On 11 October 2017, the High Court released its latest judgment in the long running saga between Mezhprom Bank and its liquidator, the Deposit Insurance Agency (the "DIA"), and Russian businessman Mr Sergei Pugachev (also known as "Putin's banker").
The case[1] concerned five discretionary New Zealand trusts, in respect of which the High Court had previously ordered Mr Pugachev to provide disclosure. In a decision which might initially be of concern to individuals and trustees with a connection to or looking to establish a trust in Guernsey, Mr Justice Birss, presiding, ruled that the assets held by the trusts should be available for enforcement (albeit he declined to order relief and adjourned the matter for further submissions).

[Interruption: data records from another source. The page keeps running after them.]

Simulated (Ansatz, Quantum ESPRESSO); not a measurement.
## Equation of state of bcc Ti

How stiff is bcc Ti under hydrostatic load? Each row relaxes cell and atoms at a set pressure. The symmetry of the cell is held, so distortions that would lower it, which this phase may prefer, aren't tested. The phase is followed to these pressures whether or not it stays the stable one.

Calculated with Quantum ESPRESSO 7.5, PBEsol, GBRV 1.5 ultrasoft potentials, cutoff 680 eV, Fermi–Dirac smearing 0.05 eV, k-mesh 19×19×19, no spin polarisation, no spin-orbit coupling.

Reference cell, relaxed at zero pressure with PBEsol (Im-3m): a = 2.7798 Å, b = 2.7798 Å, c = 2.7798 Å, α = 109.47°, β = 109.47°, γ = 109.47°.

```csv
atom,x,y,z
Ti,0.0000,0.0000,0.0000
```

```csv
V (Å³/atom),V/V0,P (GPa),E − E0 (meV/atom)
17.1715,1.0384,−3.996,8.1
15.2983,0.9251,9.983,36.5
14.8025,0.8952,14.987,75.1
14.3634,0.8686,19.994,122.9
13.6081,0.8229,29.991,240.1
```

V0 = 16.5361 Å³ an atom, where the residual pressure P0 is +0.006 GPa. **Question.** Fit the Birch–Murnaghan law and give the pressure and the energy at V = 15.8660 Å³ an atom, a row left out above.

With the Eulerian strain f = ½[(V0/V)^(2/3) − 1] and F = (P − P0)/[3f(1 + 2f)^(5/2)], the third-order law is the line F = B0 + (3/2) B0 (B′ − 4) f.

On the facts of this particular case, Birss J found that at all material times, Mr Pugachev:
"…regarded all the assets in these trusts as belonging to him and intended to retain ultimate control. The point of the trusts was not to cede control of his assets to someone else, it was to hide his control of them. In other words, Mr Pugachev intended to use the trusts as a pretence to mislead other people, by creating the appearance that the property did not belong to him when really it did" (paragraph 424).
This has led some to worry about the susceptibility of offshore structures to onshore actions. Indeed, an article published in the Financial Times on Thursday 12 October 2017 declared that, "the ruling shows a decreasing tolerance in the High Court for opaque offshore accounts that put assets out of the reach of creditors".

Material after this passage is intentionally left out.